Movie business the prototype of new economy
Last week, I laid out my best guess about America's future economic structure: That it would start to look more and more like Hollywood and the film industry and less like what we've all thought of as the traditional American economic system.
We're leaving the idea of big-company jobs with a weekly paycheck behind as the core building block of our way of life. We're headed toward a reality that is more project-, network- and track-record driven. Just like Hollywood.
The movie business has transformed from an everyone's-an-employee-at-our-vertically-integrated-studio structure 50 years ago into a dazzlingly capable web of very small, very focused, and very creative companies and individuals today. Those focused companies and those talented individuals then come together under the umbrella of the movie project to make their magic happen.
That's a radically different organizational idea — each project a separate company. In the economic structure we've all grown used to, companies have products. But in Hollywood, the product has a company! For a short time, that is. Once the project's done and the movie's had its run, the company goes into suspended animation and the workers disappear into the ether, only to re-form in a different configuration for their next project.
Wave of future: small
Think it sounds unappealing? Maybe. But it's a thriving system — one of the few American industries where we are unquestionably the dominant global player without a single real challenger on the horizon.
That big, vertically integrated studio system ultimately disintegrated because it was too expensive and unwieldy for a business as dynamic and uncertain as the movie industry. There was no way a studio could reliably predict what would sell next, so a huge, high fixed-cost structure was out of whack with the business reality.

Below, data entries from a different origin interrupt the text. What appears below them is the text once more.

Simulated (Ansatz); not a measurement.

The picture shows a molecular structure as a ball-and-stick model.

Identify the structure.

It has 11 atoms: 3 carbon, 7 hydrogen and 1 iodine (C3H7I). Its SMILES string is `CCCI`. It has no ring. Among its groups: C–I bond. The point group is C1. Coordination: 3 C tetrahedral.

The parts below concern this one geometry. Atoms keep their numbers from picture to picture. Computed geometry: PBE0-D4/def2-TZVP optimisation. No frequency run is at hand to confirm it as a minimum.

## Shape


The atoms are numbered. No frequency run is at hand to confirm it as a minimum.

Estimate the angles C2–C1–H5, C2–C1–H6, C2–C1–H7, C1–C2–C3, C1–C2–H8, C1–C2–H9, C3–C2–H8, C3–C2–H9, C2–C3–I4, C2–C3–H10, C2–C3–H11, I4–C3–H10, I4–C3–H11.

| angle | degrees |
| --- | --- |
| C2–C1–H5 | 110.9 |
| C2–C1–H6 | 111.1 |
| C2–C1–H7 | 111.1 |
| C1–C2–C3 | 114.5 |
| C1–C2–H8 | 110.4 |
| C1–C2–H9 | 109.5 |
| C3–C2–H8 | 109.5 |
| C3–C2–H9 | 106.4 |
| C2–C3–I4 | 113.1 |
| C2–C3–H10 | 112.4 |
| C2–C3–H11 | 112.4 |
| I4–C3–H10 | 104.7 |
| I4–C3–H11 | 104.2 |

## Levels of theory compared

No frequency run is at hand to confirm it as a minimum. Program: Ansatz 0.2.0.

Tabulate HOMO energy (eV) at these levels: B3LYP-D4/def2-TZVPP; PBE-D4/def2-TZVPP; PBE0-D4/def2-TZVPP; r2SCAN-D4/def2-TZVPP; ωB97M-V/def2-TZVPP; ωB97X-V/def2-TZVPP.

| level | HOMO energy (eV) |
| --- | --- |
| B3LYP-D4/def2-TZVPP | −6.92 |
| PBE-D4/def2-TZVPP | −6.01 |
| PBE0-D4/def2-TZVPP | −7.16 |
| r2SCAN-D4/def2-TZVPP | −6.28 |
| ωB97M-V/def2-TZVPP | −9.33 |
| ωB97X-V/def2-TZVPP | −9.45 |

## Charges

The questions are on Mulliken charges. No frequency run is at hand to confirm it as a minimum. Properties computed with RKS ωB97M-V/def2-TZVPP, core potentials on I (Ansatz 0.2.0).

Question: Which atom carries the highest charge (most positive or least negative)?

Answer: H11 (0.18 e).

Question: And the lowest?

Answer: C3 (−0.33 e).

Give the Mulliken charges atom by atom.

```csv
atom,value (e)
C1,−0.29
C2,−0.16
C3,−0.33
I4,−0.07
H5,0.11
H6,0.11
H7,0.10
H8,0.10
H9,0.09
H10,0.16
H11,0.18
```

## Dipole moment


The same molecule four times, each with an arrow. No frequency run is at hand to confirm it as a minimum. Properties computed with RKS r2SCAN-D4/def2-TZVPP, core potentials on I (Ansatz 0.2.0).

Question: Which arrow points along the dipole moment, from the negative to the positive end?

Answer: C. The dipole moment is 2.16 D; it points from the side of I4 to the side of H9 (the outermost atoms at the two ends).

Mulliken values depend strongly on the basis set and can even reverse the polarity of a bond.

In the non-Hollywood world, the flood of information from the Internet and related technologies has changed how we do business forever. The idea of corporate and job stability is desirable but less and less attainable. The fact that it takes surprisingly little financial capital today to start Web-enabled businesses means that incumbents are at a disadvantage and new entrants can be surprising giant-killers. Old-line companies can't maintain a massive cost structure while being taken out at the ankles by leaner, meaner Web competitors — as Best Buy and other retailers have recently discovered.
So it's likely that we're all facing a world with more individual economic agents and fewer employees. More small, very-focused companies and fewer big vertically integrated ones. Intense specialization and role playing in the workforce rather than jacks-of-all-trades. Risk shifted from employers to individuals — but rewards shifted in that direction too.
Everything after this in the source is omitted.